In this post, you will learn about concepts of neural networks with the help of mathematical models examples. In simple words, you will learn about how to represent the neural networks using mathematical equations. As a data scientist / machine learning researcher, it would be good to get a sense of how the neural networks can be converted into a bunch of mathematical equations for calculating different values. Having a good understanding of representing the activation function output of different computation units / nodes / neuron in different layers would help in understanding back propagation algorithm in a better and easier manner. This will be dealt in one of the future posts.
Single Layer Neural Network (Perceptron)
Here is how a single layer neural network looks like. You may want to check out my post on Perceptron – Perceptron explained with Python example.
Here is how the mathematical equation would look like for getting the value of a1 (output node) as a function of input x1, x2, x3.
[latex]a^{(2)}_1 = g(\theta^{(1)}_{10}x_0 + \theta^{(1)}_{11}x_1 + \theta^{(1)}_{12}x_2 + \theta^{(1)}_{13}x_3)[/latex]
.
In the above equation, the superscript of weight represents the layer and the subscript of weights represent the weight of connection between the input node to output node. Thus, [latex]\theta^{(1)}_12[/latex] represents the weight of the first layer between the node 1 in next layer and node 2 in current layer.
Neural Network with One Hidden Layer
Here is a neural network with one hidden layer having three units, an input layer with 3 input units and an output layer with one unit.
Here is how the mathematical equation would look like for getting the value of a1, a2 and a3 in layer 2 as a function of input x1, x2, x3. Further, the value of a1 in layer 3 is represented as a function of value of a1, a2 and a3 in layer 2.
As a first step, lets represent the output values processed in three hidden units in the hidden layer. Input layer is represented as layer 1, hidden layer as layer 2 and output layer as layer 3.
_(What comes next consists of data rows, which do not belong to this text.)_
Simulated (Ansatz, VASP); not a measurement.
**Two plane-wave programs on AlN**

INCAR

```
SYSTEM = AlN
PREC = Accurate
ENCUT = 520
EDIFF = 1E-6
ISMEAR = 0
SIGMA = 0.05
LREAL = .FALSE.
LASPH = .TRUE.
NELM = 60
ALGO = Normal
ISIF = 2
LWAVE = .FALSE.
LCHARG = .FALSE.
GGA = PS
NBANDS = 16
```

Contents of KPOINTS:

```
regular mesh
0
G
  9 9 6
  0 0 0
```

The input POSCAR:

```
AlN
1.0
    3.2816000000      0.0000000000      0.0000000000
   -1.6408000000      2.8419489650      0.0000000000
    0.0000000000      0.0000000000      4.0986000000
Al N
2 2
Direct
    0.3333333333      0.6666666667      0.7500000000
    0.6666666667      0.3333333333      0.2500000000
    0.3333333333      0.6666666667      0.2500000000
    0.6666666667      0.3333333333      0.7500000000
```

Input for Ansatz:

[latex]a^{(2)}_1 = g(\theta^{(1)}_{10}x_0 + \theta^{(1)}_{11}x_1 + \theta^{(1)}_{12}x_2 + \theta^{(1)}_{13}x_3)[/latex]
.
[latex]a^{(2)}_2 = g(\theta^{(1)}_{20}x_0 + \theta^{(1)}_{21}x_1 + \theta^{(1)}_{22}x_2 + \theta^{(1)}_{23}x_3)[/latex]
.
[latex]a^{(2)}_3= g(\theta^{(1)}_{30}x_0 + \theta^{(1)}_{31}x_1 + \theta^{(1)}_{32}x_2 + \theta^{(1)}_{33}x_3)[/latex]
.
Lets determine the output value of node / unit in the output layer. The value gets represented as a function of a1, a2 and a3 in the previous nodes / units which could be represented as value of x1, x2 and x3 in the input layer.
[latex]a^{(3)}_1 = g(\theta^{(2)}_{10}a^{(2)}_0 + \theta^{(2)}_{11}a^{(2)}_1 + \theta^{(2)}_{12}a^{(2)}_2 + \theta^{(2)}_{13}a^{(2)}_3)[/latex]
.
Neural Network with One Hidden Layer (3 units) and Output Layer (2 units)
Here is a neural network with one hidden layer having three units, an input layer with 2 input units and an output layer with 2 units.
Here is how the mathematical equation would look like for getting the value of a1, a2 and a3 in layer 2 as a function of input x1, x2. Further, the value of a1 and a2 in layer 3 is represented as a function of value of a1, a2 and a3 in layer 2.
As a first step, lets represent the output values processed in three hidden units in the hidden layer. Input layer is represented as layer 1, hidden layer as layer 2 and output layer as layer 3.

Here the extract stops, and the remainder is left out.